The book: 465 pages in tiny print describing a life of excesses in every sense became at times a tedious read, mainly because Anthony's life is self-described and delivered by what I define a rather flat narrative. A repetition of events -and most often, a vicious circle, literally- that failed to engage me in full in a few parts. That does not mean that I did not "appreciate" the content. If anything, his is an often brutal testimony of what a serious drug addiction can do to a human being (I felt that this book was more about his drug addiction than about his life or the RHCP).

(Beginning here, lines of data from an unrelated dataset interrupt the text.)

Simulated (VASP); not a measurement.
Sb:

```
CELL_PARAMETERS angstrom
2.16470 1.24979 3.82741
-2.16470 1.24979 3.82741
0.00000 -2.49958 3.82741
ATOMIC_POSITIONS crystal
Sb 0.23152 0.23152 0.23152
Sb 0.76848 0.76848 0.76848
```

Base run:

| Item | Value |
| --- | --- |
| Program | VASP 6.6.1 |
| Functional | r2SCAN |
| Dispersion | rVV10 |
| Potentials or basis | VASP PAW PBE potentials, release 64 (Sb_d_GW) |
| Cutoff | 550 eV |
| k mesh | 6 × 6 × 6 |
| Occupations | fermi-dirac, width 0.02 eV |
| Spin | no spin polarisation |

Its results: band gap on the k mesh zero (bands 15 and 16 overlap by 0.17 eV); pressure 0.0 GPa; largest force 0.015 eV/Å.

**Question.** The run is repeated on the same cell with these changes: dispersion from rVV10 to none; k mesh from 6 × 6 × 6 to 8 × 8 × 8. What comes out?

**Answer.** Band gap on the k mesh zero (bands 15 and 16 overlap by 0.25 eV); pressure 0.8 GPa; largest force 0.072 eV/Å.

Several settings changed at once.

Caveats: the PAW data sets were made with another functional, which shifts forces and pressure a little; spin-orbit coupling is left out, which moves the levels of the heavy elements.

The "facts": oh, I would have a thing or two to say about his upbringing, I am itching to do it. But. Anthony comes out to be so non-judgemental, so not-critical, so loving towards his family, which he clearly loves to bits to this day, that I am discouraged to say anything more about it. And I respect him for not pointing any accusing finger, about back then or later on. He is not blaming anyone, or at least, that's the way I have perceived the core of this book. In his words, it was mostly all about "the shortcut", which brought him to jump fences instead of walking on a proper path, figuratively and literally. The drugs, his love stories, his songs, the band, the friends he has lost to drugs, the rehabs, and drugs again... An indefinable sense of hopelessness, sometimes peppered with sober, more productive moments, where the love towards life shines in full. I think that it is at this point that he chose to write the book, after a few years of sobriety. And I hope the process of retracing his past has added to the self-healing and helped to stay clean and sober, appreciating life to the full.
Would Anthony have become what he is without experiencing what he went through? I do not know. We are what we do, or so they say. But as much as this book conveys the dispiritedness, desolation and utter despair connected to drug addiction, it is uplifting to see that it is POSSIBLE to get out of it. Tough, difficult, hard, but possible. An inspiration for those ones who are still struggling.
I read somewhere that Anthony recently had a baby (last year). Not an epilogue to his story, but another, wonderful, beginning.